Loosely synchronous problems are spatially irregular, but temporally regular. The final asynchronous class is irregular in space and time, as in Figure 3b. A good example is an event driven simulation, illustrated in Figure 7, that can be used to describe the irregular circuits we discussed above, but now the event paradigm replaces the regular time stepped simulation. Other examples include computer chess [Felten:88i] and transaction analysis. Asynchronous problems are hard to parallelize and some may not run well on massively parallel machines. They require sophisticated software and hardware support to properly synchronize the nodes of the parallel machine, as is illustrated by time warp mechanism [Wieland:89a].
Both synchronous and loosely synchronous problems parallelize on systems with many nodes. The algorithm naturally synchronizes the parallel components of the problem without any of the complex software or hardware synchronization mentioned above for event driven simulations. In the original survey, 90%of the surveyed applications fell into the classes that parallelize well. This includes 14%from the embarrassingly parallel classes, and roughly equal (38%each) amounts from synchronous or loosely synchronous class. It is interesting that massively parallel distributed memory MIMD machines that have an asynchronous hardware architecture are perhaps most relevant for loosely synchronous scientific problems.

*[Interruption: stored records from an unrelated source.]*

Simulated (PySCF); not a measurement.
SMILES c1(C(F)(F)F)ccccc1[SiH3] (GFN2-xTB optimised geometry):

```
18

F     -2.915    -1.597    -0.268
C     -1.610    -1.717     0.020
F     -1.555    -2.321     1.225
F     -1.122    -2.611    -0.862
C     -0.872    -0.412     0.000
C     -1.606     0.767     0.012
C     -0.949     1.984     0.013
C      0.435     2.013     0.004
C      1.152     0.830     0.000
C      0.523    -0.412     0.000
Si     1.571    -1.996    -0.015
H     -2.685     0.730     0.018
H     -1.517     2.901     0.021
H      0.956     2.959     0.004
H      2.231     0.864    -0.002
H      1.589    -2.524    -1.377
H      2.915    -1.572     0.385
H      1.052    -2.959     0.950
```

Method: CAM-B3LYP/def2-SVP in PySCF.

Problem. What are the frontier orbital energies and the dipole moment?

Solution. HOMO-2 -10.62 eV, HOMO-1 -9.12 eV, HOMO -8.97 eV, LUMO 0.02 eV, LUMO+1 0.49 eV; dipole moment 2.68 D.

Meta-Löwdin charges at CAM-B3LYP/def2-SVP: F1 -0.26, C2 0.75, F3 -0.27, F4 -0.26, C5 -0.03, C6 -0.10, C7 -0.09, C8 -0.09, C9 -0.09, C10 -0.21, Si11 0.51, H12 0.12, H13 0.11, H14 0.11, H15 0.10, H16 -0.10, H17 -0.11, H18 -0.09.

We have looked at many more applications since the detailed survey in
[Fox:88b], and the general picture described above remains valid.
Industrial applications have less synchronous and more loosely
synchronous problems than academic problems. We have recently
recognized that many complicated problems are mixtures of the basic
classifications. The first major example with which I was involved was
a battle management simulation implemented by my collaborators at JPL
[Meier:89a]. This is formally asynchronous with temporally and
spatially irregular interconnections between various modules, such as
sensors for control platforms and input/output tasks. However, each
module uses a loosely synchronous algorithm, such as the multi-target
Kalman filter [Gottschalk:90b] or the target-weapon pairing
system. Thus, the whole metaproblem consists of a few (-50)
large grain asynchronous objects, each of which is a data parallel
synchronous or loosely synchronous algorithm. This type of
asynchronous problem can be implemented in a scaling fashion on
massively parallel machines. We call this a metaproblem or
asynchronous combination of several synchronous or loosely synchronous
problems. A similar example of this asynchronous or embarrassingly
synchronous problem class is machine vision and signal processing,
where one finds an asynchronous collection of data parallel modules to
perform various image processing tasks, such as stereo matching and
edge detection. Figure 8 illustrates another example
where we outline an approach to designing a new airframe that involves
aerodynamics, structures, radar signature, and the optimization
discussed later in Section 5.2. This figure also points out the
interesting analogy between heterogeneous metaproblems of class and a
heterogeneous computer network.
In the above cases, the asynchronous components of the problems were large grain modules with modest parallelism. This can be contrasted with Otto and Felten's MIMD computer chess algorithm, where the asynchornous evaluation of the pruned tree is ``massively parallel'' [Felten:88i]. Here, one can break the problem up into many loosely coupled but asynchronous parallel components, which give excellent and scalable parallel performance. Each asynchronous task is now a synchronous or loosely synchronous modestly parallel evaluation of a given chess position.
There were a few examples mentioned above of metaproblems in our original survey, but a major part of Table 4, from our New York State activity, is the Information Integration classification, including manufacturing and the applications 25-33 are essentially all metaproblems. As stated boldly in Table 1, this class is the most important long-term area for HPCC. Further, as in battle management case, many problems that formerly appear asynchronous and were classified in this way in our original survey, are in fact metaproblems. Thus, the parallelism does not come from the difficult (impossible?) asynchronous structure, but the synchronous or loosely synchronous components buried inside the asynchronous shell. Thus, we believe metaproblems and their software support very important.